Wednesday, June 27, 2012

Food


I’ll be home for Thanksgiving this year for the first time since 2009.  I plan to eat traditional food and by that I mean the cranberry jelly that makes a sucking noise when it plops out of the can, the kind of stuffing I grew up with (no cornbread or sausage, please) and the Jello salad that I started making when I was 11.  I got the recipe for the Jello salad from the Oster cook book that came with our new blender back in 1961.  I still have the cookbook and the blender but it will still be in storage this year.

I’m telling you all this not to make you jealous of the meal I have planned in my head.  I believe the perfect Thanksgiving Day meal is the one that brings back memories.  Usually good ones, but some clinkers thrown in too.  Whose family doesn’t have a little drama around the holidays?  It’s the predictability of the meal that makes it special, not necessarily the faultless cuisine or company.  What I’ll be tasting isn’t canned cranberry jelly, it’s history.

I’ve been offering my Samoan family taste tests of some of my food.  They have been polite guinea pigs but would probably starve to death if they had to exist on my palagi food.  For example, I made spaghetti sauce for palagis.  I think I told you about it.  Not my best effort but pretty good.  Since the Samoans have only tasted tinned spaghetti, to them it was gross.

I found tortilla chips in Apia.  I made salsa with canned tomatoes, onion, garlic, hot peppers and a squeeze of lime.  One bite of chip topped with salsa transported me to the every-Friday-night dinners my family had at Casa Molina in Tucson AZ.  It was spectacular.

As much as I didn’t want to share the rare chips, I offered my brother a taste.  I wanted him to be transported to nirvana, too.  That was not the case.  He didn’t spit it out, but would have if he could have figured out a way to do it without offending me.  He suggested I not bother to offer samples to the rest of the family.

Today, I was feeling puny so decided to go with comfort food.  And what could be more comforting for a southern gal than deep fried dill pickles?  I made a batch and took them out to the family to taste.  I should have also taken my video camera.  My dad was the first to try them.  The look that contorted his face said it all.  It was his first dill pickle, fried or not, and he wasn’t a fan.  His reaction did not help sell the concept to the rest of his family, but I guilted them into it.  After all, I’ve at least tasted every single item of food that has been placed in front of me in Samoa.  If I’m willing to eat a “sea worm”, they should be willing to dare to taste a vegetable.

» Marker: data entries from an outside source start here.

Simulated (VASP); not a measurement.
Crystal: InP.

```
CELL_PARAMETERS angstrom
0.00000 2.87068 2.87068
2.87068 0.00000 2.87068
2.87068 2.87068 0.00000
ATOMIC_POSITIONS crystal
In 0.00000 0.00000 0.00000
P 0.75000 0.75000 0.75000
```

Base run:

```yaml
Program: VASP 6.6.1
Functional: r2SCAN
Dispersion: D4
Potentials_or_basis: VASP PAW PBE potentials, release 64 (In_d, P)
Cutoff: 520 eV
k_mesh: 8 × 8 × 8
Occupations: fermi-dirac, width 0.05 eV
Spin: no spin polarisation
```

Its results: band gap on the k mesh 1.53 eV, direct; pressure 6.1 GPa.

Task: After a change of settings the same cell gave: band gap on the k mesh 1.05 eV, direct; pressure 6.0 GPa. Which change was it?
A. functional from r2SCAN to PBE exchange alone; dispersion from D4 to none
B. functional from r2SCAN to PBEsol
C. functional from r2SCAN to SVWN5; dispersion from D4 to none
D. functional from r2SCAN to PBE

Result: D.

The squinched up eyes and puckered lips were repeated by other members of the family.  One boy started making a face before it ever hit his lips.  These were very mild dill pickles and the frying makes them even mellower.  And, I offered some very expensive ranch dressing as a dip.  They decided that the ranch dressing would be stellar on fried chicken but I could keep the pickles.  More for me.

One sister was munching on a piece of plain, boiled taro when I arrived with my samples.  She was one of the ones who called my spaghetti sauce bland.  She just doesn’t have the taste of my mom’s spaghetti sauce in her memory banks to help her appreciate it.